Improving the Robustness of Federated Learning for Severely Imbalanced Datasets
This addresses robustness issues in federated learning for applications with imbalanced data, like outlier detection, but is incremental as it builds on existing weight update mechanisms.
The paper tackles performance degradation in federated learning with severely imbalanced datasets, such as in outlier detection, by proposing adaptive cost-sensitive momentum averaging, which shows no to minimal degradation compared to other methods that hit bottom performance.

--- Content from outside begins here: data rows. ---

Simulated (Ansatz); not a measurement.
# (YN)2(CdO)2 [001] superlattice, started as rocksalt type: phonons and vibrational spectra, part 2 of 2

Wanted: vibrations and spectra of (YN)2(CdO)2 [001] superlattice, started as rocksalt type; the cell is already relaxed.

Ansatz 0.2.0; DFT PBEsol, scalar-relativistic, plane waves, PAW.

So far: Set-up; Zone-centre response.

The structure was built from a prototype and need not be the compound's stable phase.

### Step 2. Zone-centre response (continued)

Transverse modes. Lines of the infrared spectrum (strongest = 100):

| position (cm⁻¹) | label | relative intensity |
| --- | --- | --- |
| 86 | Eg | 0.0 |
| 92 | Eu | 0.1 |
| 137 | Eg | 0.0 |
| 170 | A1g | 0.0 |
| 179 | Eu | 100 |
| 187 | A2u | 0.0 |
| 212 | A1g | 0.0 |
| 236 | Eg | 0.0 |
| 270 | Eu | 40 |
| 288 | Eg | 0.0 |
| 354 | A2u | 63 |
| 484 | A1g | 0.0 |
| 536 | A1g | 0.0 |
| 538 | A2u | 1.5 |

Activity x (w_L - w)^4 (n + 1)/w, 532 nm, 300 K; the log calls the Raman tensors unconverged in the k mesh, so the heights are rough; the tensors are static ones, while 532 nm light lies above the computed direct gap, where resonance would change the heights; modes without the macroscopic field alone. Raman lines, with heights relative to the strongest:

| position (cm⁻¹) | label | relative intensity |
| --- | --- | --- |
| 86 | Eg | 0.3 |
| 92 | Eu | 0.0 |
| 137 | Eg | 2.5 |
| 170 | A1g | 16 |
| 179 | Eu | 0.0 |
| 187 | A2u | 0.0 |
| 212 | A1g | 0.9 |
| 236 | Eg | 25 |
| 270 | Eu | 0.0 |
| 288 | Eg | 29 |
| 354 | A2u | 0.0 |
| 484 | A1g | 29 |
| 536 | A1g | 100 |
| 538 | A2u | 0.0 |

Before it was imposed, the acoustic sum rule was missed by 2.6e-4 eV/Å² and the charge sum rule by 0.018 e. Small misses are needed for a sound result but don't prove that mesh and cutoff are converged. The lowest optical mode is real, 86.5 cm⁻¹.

With the ever increasing data deluge and the success of deep neural networks, the research of distributed deep learning has become pronounced. Two common approaches to achieve this distributed learning is synchronous and asynchronous weight update. In this manuscript, we have explored very simplistic synchronous weight update mechanisms. It has been seen that with an increasing number of worker nodes, the performance degrades drastically. This effect has been studied in the context of extreme imbalanced classification (e.g. outlier detection). In practical cases, the assumed conditions of i.i.d. may not be fulfilled. There may also arise global class imbalance situations like that of outlier detection where the local servers receive severely imbalanced data and may not get any samples from the minority class. In that case, the DNNs in the local servers will get completely biased towards the majority class that they receive. This would highly impact the learning at the parameter server (which practically does not see any data). It has been observed that in a parallel setting if one uses the existing federated weight update mechanisms at the parameter server, the performance degrades drastically with the increasing number of worker nodes. This is mainly because, with the increasing number of nodes, there is a high chance that one worker node gets a very small portion of the data, either not enough to train the model without overfitting or having a highly imbalanced class distribution. The chapter, hence, proposes a workaround to this problem by introducing the concept of adaptive cost-sensitive momentum averaging. It is seen that for the proposed system, there was no to minimal degradation in performance while most of the other methods hit their bottom performance before that.